Mateo Alemán (1547-1615) was a Spanish novelist best known for the picaresque work Guzmán de Alfarache.

Phoebus Apollo

The Greco-Roman God of poetry and the sun.

Don Juan de Arguijo

Juan de Arguijo (1567-1623) was a Spanish playwright, novelist and musician during the Spanish Golden Age. He was born in Sevilla to a wealthy family.

Aristotle

Aristole (384 BC-322 BC) was a Greek philosopher. The Golden Age had recently discovered his Poetics and found in it inspiration for rules for the composition of liberary works.

Luís de Camões

Luís de Camões (d. 1580) was Portugal's greatest epic poet. His poem Os Lusíadas (The Lusiads) has been compared to those of Shakespeare, Dante and Virgil.

Guillén de Castro

Don Guillén de Castro (1569-1631) was a playwright of the Spanish Golden Age. He is best known for Las mocedades del Cid.
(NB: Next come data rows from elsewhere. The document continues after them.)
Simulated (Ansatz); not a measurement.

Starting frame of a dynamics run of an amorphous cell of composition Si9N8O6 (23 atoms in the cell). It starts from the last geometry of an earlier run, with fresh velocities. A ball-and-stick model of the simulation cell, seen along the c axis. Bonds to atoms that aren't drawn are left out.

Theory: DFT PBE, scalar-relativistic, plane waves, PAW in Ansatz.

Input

Miguel de Cervantes Saavedra

Soldier, poet, greatest prose writer of the Spanish Golden Age, author of Don Quixote. He and Lope had conflicting views on the nature of the comedia.

Marcus Tullius Cicero

Cicero (Jan 3 106 BC-Dec 7 43 BC) was a Roman politician, philosopher, orator, laywer and constituionalist. He came from a wealthy municipal family and he is considered as one of the greatest orators and prose stylists. He also had an immense influence on the Latin language.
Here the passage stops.